Kenner as an Eliot Fan
“Your whimsical thoughts, if you live long enough, will be back haunting you.”1 So begins Hugh Kenner’s 1984 article, “The Making of the Modernist Canon.” My own whimsical haunting by Kenner and the Kenner canon happened when I was still young, the night before my PhD oral exams at Yale. Back then, we had to take nine historical topics in English Literature from Anglo-Saxon through the twentieth century: the traditional canon indeed. However, if, brazenly, one dared, one could propose a “double topic” covering both a genre and a historical field. This meant double the time and questions for, in my case, my lovingly crafted double topic “Modernism and its Defense.” While my waking mind rightly feared Grendel’s mother and Areopagitica before the test, my sleeping mind had other plans. That October night, all night, I was led through an endless museum of global artifacts behind glass, which I had to label accurately though I knew I had no idea what they were. These were selected by no other ghostly guide than Ernest Fenollosa himself, who, jumping out of the pages of The Pound Era, insisted that each and every item was part of THE VORTEX. My actual exams were nothing compared to that genteel and endless interrogation.

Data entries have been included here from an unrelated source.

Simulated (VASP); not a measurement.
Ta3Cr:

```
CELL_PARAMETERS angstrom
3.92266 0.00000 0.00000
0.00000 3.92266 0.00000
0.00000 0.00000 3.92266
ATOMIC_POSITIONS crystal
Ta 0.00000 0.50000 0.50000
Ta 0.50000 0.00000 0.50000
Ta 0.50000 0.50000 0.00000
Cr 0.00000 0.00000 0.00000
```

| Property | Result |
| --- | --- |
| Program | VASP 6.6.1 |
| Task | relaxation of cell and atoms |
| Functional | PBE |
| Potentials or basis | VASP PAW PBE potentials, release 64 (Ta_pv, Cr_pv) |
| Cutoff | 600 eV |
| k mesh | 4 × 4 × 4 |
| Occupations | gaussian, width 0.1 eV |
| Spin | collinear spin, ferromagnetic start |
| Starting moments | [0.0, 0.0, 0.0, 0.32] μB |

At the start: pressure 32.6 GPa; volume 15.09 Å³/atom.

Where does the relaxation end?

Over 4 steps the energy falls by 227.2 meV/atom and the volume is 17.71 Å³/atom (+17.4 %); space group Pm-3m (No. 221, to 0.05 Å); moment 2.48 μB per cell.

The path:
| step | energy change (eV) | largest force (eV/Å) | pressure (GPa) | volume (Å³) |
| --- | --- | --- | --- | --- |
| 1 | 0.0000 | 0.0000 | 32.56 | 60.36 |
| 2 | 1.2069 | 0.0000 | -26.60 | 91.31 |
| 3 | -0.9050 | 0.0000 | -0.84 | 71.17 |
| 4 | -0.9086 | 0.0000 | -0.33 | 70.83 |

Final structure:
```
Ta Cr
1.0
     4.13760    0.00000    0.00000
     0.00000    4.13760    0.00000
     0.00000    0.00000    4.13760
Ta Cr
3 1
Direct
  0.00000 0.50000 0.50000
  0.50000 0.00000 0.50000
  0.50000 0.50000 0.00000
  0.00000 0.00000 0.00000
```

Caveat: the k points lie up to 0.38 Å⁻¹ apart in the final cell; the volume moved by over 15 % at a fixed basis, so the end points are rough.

As a scholar of Anglo-American modernism and T. S. Eliot, I met one of my first guides to my career through Hugh Kenner, and disentangling my own ideas about twentieth-century modernisms and the largely white male modernists of The Pound Era has been an enduring challenge. It took me twenty years, moreover, to realize the following fact: Kenner was a fairly unabashed fan of Pound, Joyce, Eliot, et al. My current work, driven by recent revelations in the Emily Hale papers at Princeton, works to break down the border between scholarship and fandom, impersonality and attachment, objective annotation and invested interpretation. All of this has taken me a long time and some paradigm shifts, schooled as I was in the high modernist canon. Moreover, the idiosyncrasies of Kenner’s work meant that, frustratingly, in his fannishness, if not in his politics or delineated canon, he was already a model for the kind of scholarship I now seek to emulate. He wears his fannishness on his sleeve, emulating and resembling the authors he analyzes—noted even in earliest reviews of The Pound Era. But there are problems, of course, that come with being a fan, and in the following pages I’d like to ask: What might we learn about Kenner’s work—particularly The Invisible Poet—if we read it through the lens of fanfiction and fan studies? This question stems from a larger project about literary modernism as a kind of canonical fandom, but that’s another story.2
Fanfiction is usually defined as “derivative amateur writing” based on another text or a real historical person.3 According to Anne Jamison, “fanfiction asserts the rights of storytellers to take possession of characters and settings from other people’s narratives and tell their own tales about them”;4 fanfic “poaches,” to use Henry Jenkins’s term, off of previously published fiction, other media (like TV or movies), or real life to create new unauthorized texts.5 Exactly what counts as fanfiction is a source of considerable debate. While some critics might point to works as early as the Iliad or the Odyssey as a kind of fanfic, as Homer adopted well-known mythical characters in his epics, most agree that the particular affect and circulation of fanfiction more accurately defines works written only in the last forty years.6 Often anonymous, possibly collaborative, discussed on podcasts like Fansplaining, and eschewing copyright infringement through dispersal in zines or on websites like Archive of Our Own (AO3), fanfiction is an immense and hugely popular genre of creative work. Transformative fanfiction frequently aims to re-center marginalized voices from its source text; divergent fanfic reconceives plots and the fates of characters; slash works create new (often queer) couplings, while crossfic takes two or more different sources and creates stories bridging disparate worlds. Like Kenner’s crew of modernists, fanfic shores fragments, reconceives the canon, and often aims, if more earnestly, to épater le bourgeois.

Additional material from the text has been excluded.